Portfolios, Used Well, Are Transformational

My entire career has been about the enhancement of learning and teaching. It began in graduate school when I noticed that how we teach does not necessarily match what we say we believe about learning. It was as if we unconsciously imitate the teaching we have received, rather than exploring the learning we yearn for.

In the early 90s I became a business expert for what was to become the Open Source Portfolio (OSP) in Sakai. Since then I have interacted with a great many institutions experimenting, succeeding, and in some cases failing, with ePortfolios. The failures seem to happen when leadership expects the tool to create the transformation, rather than understanding that transforming how we foster learning requires continued strategizing for change.

Since the 1950s and more recently on National Public Radio, a series of This I Believe essays have helped us separate what truly matters from what does not.

I believe that portfolios, used well, are transformational.
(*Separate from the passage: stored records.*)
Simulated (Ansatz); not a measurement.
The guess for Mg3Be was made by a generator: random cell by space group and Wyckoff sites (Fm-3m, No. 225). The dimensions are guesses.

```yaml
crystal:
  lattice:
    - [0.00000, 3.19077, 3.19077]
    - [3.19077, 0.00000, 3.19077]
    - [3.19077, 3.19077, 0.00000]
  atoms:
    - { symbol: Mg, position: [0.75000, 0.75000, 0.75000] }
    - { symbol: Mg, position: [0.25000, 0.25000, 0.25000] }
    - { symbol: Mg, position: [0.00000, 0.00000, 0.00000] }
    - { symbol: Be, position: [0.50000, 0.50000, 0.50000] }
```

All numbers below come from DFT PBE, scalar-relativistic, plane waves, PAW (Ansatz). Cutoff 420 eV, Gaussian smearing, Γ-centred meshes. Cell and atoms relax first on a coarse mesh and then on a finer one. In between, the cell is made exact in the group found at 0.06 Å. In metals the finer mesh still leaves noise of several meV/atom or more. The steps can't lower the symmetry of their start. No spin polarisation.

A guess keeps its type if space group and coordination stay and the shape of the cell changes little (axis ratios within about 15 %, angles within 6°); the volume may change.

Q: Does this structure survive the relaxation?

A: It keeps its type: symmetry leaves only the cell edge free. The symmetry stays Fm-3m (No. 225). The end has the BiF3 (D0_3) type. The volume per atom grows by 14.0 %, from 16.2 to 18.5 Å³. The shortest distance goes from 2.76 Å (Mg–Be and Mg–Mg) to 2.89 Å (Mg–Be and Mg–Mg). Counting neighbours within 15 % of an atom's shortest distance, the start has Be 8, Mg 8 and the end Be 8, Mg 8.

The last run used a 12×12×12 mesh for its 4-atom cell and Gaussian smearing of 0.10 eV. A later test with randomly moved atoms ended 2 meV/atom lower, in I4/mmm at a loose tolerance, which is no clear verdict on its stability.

  • Portfolios are a tool for educational change that can be student-focused, assessment-minded, reflective, integrative, and socially interactive, When student learning is the focus of a portfolio implementation and students are enlisted in the process of assessing their own learning, the resulting assessment data is richer and more illustrative of how learning takes place. When students are encouraged to reflect upon their learning and integrate it across and beyond the curriculum, they own that learning and are able to plan for the progression of learning throughout their lives. When students share their learning and seek feedback from peers, parents, mentors, and future employers, they become more aware of how others see them and how they see themselves.
  • Portfolios promote an awareness of meta-levels of learning. The best way I know to explain this concept is to refer back to my own field of language learning and teaching. Language learners are most successful when they become conscious of the structure and customs of a language. Language teachers need that same consciousness but also require an understanding of how learners interact with language. Those who teach language teachers how to teach require both types of awareness plus an understanding of how teachers develop and achieve excellence in relation to the learning of their students. In a similar fashion, portfolios can help students re-purpose their their earlier learning for application to increasing complex layers of understanding.
  • Portfolio software can be productively built, owned, and shared by the international educational community. The Open Source Portfolio community is an excellent example of this process. Institutional representatives with functional and technical skills collaborate on-line, by phone, and in person on a regular basis to support the current functionality and plan for future enhancements. The Sakai Foundation provides supportive personnel and collaborative on-line and face-to-face environments to shelter and encourage OSP community collaboration.
  • Institutions chart their own futures by customizing software to represent their own unique educational processes. OSP out-of-the-box offers a variety of ways to implement a portfolio process. A productive portfolio process takes into account the roles of instructors, learners, reviewers, and evaluators in collecting, reflecting upon, and assessing artifacts of learning. The hard work of a group of teachers collaborating to understand and apply their educational process to a portfolio implementation pays off when students more clearly understand their own role in learning.
  • Students who fully participate in the portfolio process build their virtual identity, own their learning process, apply their values and skills to the world, and represent the depth and breadth of their learning to others. Viewing the portfolio of a student who has assumed responsibility for his or her own learning is a truly powerful experience. One gets the sense of a person who knows who he or she is and who courageously and enthusiastically faces a future of possibility and promise. What better way to launch learners into a world of potential opportunity for growth and change.